Abstracting out the Euclidean descent at the heart of the above proof yields the following

THEOREM (WGD) $\quad \rm r = \sqrt{n}\ \:$ is integral if rational,$\:$ for $\:\rm n\in\mathbb{N}$

Proof $\ \$ Put $\ \ \displaystyle\rm r = \frac{A}B ,\;$ least $\rm\; B>0\:.\;$ $\ \displaystyle\rm\sqrt{n}\; = \frac{n}{\sqrt{n}} \ \Rightarrow\ \frac{A}B = \frac{nB}A\ \Rightarrow\ B\:|\:A\$ by this key result:

Unique Fractionization $\$ The least denominator $\rm\:B\:$ of a fraction divides every denominator.
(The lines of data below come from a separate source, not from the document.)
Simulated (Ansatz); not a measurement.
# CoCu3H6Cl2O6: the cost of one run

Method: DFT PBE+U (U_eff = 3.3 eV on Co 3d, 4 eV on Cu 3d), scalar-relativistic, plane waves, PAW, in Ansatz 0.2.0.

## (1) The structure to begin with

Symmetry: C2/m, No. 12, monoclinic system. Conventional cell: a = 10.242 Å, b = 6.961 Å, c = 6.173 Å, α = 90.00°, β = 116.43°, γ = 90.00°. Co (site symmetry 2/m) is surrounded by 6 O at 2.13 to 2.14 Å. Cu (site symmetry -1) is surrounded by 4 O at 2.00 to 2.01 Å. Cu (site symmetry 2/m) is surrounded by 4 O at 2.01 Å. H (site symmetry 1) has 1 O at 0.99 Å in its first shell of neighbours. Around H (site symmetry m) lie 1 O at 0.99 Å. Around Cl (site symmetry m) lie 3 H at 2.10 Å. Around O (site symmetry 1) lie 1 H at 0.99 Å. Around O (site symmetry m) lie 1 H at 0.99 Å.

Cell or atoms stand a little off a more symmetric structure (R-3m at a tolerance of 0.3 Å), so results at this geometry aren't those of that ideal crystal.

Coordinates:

Proof $\rm\displaystyle\ \ \frac{A}B = \frac{C}D\ \Rightarrow\ \frac{D}B = \frac{C}A \:.\$ Taking fractional parts $\rm\displaystyle\ \frac{b}B = \frac{a}A\$ where $\rm\ 0 \le b < B\:.\$ But

$\rm\displaystyle\ \:B\nmid D\ \Rightarrow\ b\ne 0\ \Rightarrow\ \frac{A}B = \frac{a}b\ \$ contra leastness of $\rm\:B.\,$ Thus $\rm\,B\mid D\,$ as claimed $\quad$ QED

Thus JHC’s proof essentially “inlines” the above proof – which can be more conceptually viewed as the principality of (denominator) ideals in $\mathbb Z,\,$ cf. my post here. See also this sci.math discussion between John Conway and I (click “plain text” to get correct format).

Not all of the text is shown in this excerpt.